We recently added many frozen indices to our cluster. We have been having trouble querying them using the regular search api, with a frequent error that there is no search context found. We believe this is because some shards return results quickly, but by the time all of the frozen shards return results, the search contexts for the others have timed out. Our queries now just take too long to support regular searching.
We saw the async querying feature, which is suggested for long-running queries, and upgraded to 7.9.1 to help us solve our problem. We are still seeing the same issues with the search contexts. After running a query, this is a typical response we get when retrieving results:
{
"id" : "FjA0NzdfYkIzUVdpTVpaRDg1MnJSaEEeN0Nqc2NUUEVTa2k3Qk5tVzNNZlBpQToxMjE0NjA1",
"is_partial" : false,
"is_running" : false,
"start_time_in_millis" : 1600098471715,
"expiration_time_in_millis" : 1600530471715,
"response" : {
"took" : 848143,
"timed_out" : false,
"num_reduce_phases" : 6025,
"_shards" : {
"total" : 6026,
"successful" : 6007,
"skipped" : 0,
"failed" : 19,
"failures" : [
{
"shard" : 0,
"index" : "indexA",
"node" : "KTZdPUuXR7KCm8kbLckYlQ",
"reason" : {
"type" : "search_context_missing_exception",
"reason" : "No search context found for id [65009]"
}
},
{
"shard" : 0,
"index" : "indexB",
"node" : "KO3oWO4iSzadYkUgWEjgJw",
"reason" : {
"type" : "search_context_missing_exception",
"reason" : "No search context found for id [7971024]"
}
}
…
]
"hits" : {
"total" : {
"value" : 146810,
"relation" : "eq"
},
"max_score" : 24.484806,
"hits" : [ ]
}
}
}
- Many failures are listed for the search contexts, which we thought would not happen as often given that the purpose of this feature is for long-running queries. Are there any suggestions for keeping the contexts alive longer? Scroll is not supported. Will increasing our heap help, or is there just a limit to how many can be open before they start getting deleted?
- Even though we have a large number of hits, none are actually returned in the response. Sometimes we do see some returned, but not often.
- We never are able to see any partial results while the query is running, even though the docs indicate we should be able to.
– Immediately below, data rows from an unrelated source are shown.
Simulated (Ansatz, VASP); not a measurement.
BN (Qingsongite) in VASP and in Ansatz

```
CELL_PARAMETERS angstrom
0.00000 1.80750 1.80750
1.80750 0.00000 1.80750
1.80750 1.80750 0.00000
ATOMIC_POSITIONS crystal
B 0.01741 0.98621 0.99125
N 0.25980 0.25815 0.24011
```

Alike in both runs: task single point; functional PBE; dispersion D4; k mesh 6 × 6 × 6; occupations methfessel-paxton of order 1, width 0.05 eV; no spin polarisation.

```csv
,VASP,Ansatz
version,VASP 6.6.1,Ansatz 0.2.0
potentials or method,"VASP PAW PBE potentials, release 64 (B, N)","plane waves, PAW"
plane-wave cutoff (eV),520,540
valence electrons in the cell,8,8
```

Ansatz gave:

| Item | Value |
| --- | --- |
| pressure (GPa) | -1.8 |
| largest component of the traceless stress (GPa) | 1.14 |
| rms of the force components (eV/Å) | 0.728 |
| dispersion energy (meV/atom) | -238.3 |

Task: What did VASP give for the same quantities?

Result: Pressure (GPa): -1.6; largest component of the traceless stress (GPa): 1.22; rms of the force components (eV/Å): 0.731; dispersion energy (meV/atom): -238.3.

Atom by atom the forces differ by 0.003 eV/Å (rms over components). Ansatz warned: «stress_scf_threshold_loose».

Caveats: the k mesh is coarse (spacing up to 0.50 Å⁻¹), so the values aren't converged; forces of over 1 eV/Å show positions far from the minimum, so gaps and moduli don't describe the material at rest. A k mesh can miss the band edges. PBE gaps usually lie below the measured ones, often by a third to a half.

This is a typical query we have been running:
POST <alias targeting hot, warm, and cold/frozen indices>/_async_search?ignore_throttled=false&size=1000&keep_on_completion=true&allow_partial_search_results=true
{
"sort": {
"_score": "desc"
},
"query": {
"bool": {
"must": [
{
"query_string": {
"default_operator": "OR",
"query": "someSearchTerm",
"fields": [
"fieldA",
"fieldB",
"fieldC", ...
],
"lenient": true
}
}
]
}
},
"track_total_hits": true
}
Using aggregations with buckets of size 1 seems to work consistently:
{
"query": {
...
},
"aggs": {
"test": {
"terms": {
"field": "someID",
"order": {"max_score": "desc"}
},
"aggs": {
"hits":{
"top_hits": {
"sort": [{
"_score": {
"order": "desc"
}
}],
"size": 1
}
},
"max_score": {
"max": {
"script": "_score"
}
}
}
}
}
}
There are some problems with this approach for us:
- The terms aggregation is limited to 1000
- We will not be able to easily do paging
- The term we are basing this on is not unique (there are a small amount of duplicate values), so we might have some unintentionally deduplicated results.
- Aggregations are going to make our queries even slower
We've experimented with some of the params listed for async search and regular search (keep_on_completion, allow_partial_search_results, batched_reduce_size, wait_for_completion_timeout), but nothing so far has given us consistently good results besides running the aggregation above. We've tried limiting our search to only frozen indices instead of a mix of hot, warm, and frozen. This gives us somewhat better results, but we still see the same issues, just less. Is all of this expected behavior for this feature or are there some bugs here? If this is expected, are there any recommendations for params or settings that can help us out?